I am currently reading through John I.Marden's Mathematical Statistics: Old School on my own and I am trying to solve the following problem about expectation.
If $X$ ~ $\text{Beta}(\alpha, \beta)$, find $\Bbb{E}\left[ X(1-X)\right]$ in terms of a rational polynomial in $\alpha ,\beta$
My Attempt
I started with defining $\displaystyle \Bbb{E}\left[ X(1-X)\right] = \int_0^1 x(1-x) \frac{\Gamma(\alpha + \beta)}{\Gamma(\alpha)\Gamma(\beta)} \,x^{\alpha - 1}\, (1-x)^{\beta - 1} \, dx$
From here I moved out the constant terms and bring together common factors:
$$\frac{\Gamma(\alpha + \beta)}{\Gamma(\alpha)\Gamma(\beta)}\int_0^1 x^{\alpha}\, (1-x)^{\beta} \, dx$$
Now using the binomial theorem, we have $$\frac{\Gamma(\alpha + \beta)}{\Gamma(\alpha)\Gamma(\beta)}\int_0^1 x^{\alpha}\, \sum_{i=0}^\beta \left( \binom{\beta}{i}(-x)^i \right) \, dx$$ $$ = \frac{\Gamma(\alpha + \beta)}{\Gamma(\alpha)\Gamma(\beta)}\int_0^1 x^\alpha - \beta x^{\alpha + 1} + \binom{\beta}{2}x^{\alpha + 2} - \cdots + (-x)^{\alpha + \beta} \, dx $$
$$ = \frac{\Gamma(\alpha + \beta)}{\Gamma(\alpha)\Gamma(\beta)} \left( \frac{1}{\alpha+1} - \frac{\beta}{\alpha+2}+\frac{\binom{\beta}{2}}{\alpha+3}- \cdots +\frac{(-1)^{\alpha+\beta+1}}{\alpha + \beta + 1} \right) $$
I am not sure if this is the answer that is wanted or not.

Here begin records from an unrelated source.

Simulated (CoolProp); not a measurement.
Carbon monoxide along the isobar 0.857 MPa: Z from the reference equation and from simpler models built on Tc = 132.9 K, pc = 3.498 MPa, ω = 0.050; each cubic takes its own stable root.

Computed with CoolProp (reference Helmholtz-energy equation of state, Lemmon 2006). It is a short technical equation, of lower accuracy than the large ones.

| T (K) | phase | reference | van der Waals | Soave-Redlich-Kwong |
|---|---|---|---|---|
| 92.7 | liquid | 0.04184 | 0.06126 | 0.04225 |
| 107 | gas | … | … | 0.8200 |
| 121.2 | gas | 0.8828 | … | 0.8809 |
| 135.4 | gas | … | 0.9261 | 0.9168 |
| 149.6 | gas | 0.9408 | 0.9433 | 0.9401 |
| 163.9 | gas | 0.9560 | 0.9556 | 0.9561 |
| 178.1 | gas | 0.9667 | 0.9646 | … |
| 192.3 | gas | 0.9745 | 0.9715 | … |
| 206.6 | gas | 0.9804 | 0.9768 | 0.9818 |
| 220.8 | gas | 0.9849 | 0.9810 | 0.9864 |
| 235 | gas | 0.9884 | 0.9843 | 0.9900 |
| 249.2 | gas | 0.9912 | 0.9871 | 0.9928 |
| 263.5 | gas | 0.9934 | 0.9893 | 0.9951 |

Any help would be greatly appreciated!
$\require{cancel}$
For anyone interested in following along the comments
We have $\displaystyle \Bbb{E}\left[ X(1-X)\right] = \int_0^1 x(1-x) \frac{\Gamma(\alpha + \beta)}{\Gamma(\alpha)\Gamma(\beta)} \,x^{\alpha - 1}\, (1-x)^{\beta - 1} \, dx = \frac{\Gamma(\alpha + \beta)}{\Gamma(\alpha)\Gamma(\beta)}\int_0^1 x^{\alpha}\, (1-x)^{\beta} \, dx$
If we look at a Beta Distribution with parameters $\alpha+1$ and $\beta + 1$, we know that because probability density functions must have an area of $1$ under the curve, which leads to: $$1 = \frac{\Gamma(\alpha + \beta +2)}{\Gamma(\alpha+1)\Gamma(\beta+1)}\int_0^1 x^{\alpha}\, (1-x)^{\beta} \, dx$$ $$\implies \int_0^1 x^{\alpha}\, (1-x)^{\beta} \, dx = \frac{\Gamma(\alpha+1)\Gamma(\beta+1)}{\Gamma(\alpha + \beta +2)}$$
Substituting in, we have that $$\Bbb{E}\left[ X(1-X)\right] = \frac{\Gamma(\alpha + \beta)}{\Gamma(\alpha)\Gamma(\beta)}\frac{\Gamma(\alpha+1)\Gamma(\beta+1)}{\Gamma(\alpha + \beta +2)} $$
Now we just need to use Gamma function properties to reduce: $$\frac{\Gamma(\alpha + \beta)}{\Gamma(\alpha)\Gamma(\beta)}\frac{\Gamma(\alpha+1)\Gamma(\beta+1)}{\Gamma(\alpha + \beta +2)} =\frac{\Gamma(\alpha + \beta)}{\cancel{\Gamma(\alpha)\Gamma(\beta)}}\frac{\alpha \, \cancel{\Gamma(\alpha)} \, \beta \,\cancel{\Gamma(\beta)}}{\Gamma(\alpha + \beta +2)} = \frac{\Gamma(\alpha + \beta)}{1}\frac{\alpha \, \, \beta \,}{\Gamma(\alpha + \beta +2)} $$
$$=\frac{\cancel{\Gamma(\alpha + \beta)}}{1}\frac{\alpha \, \, \beta \,}{(\alpha + \beta + 1)(\alpha + \beta) \cancel{\Gamma(\alpha+\beta)}} $$
$$\bbox[yellow]{= \frac{\alpha \beta}{(\alpha + \beta)^2+ \alpha + \beta} = \Bbb{E}\left[ X(1-X)\right]}$$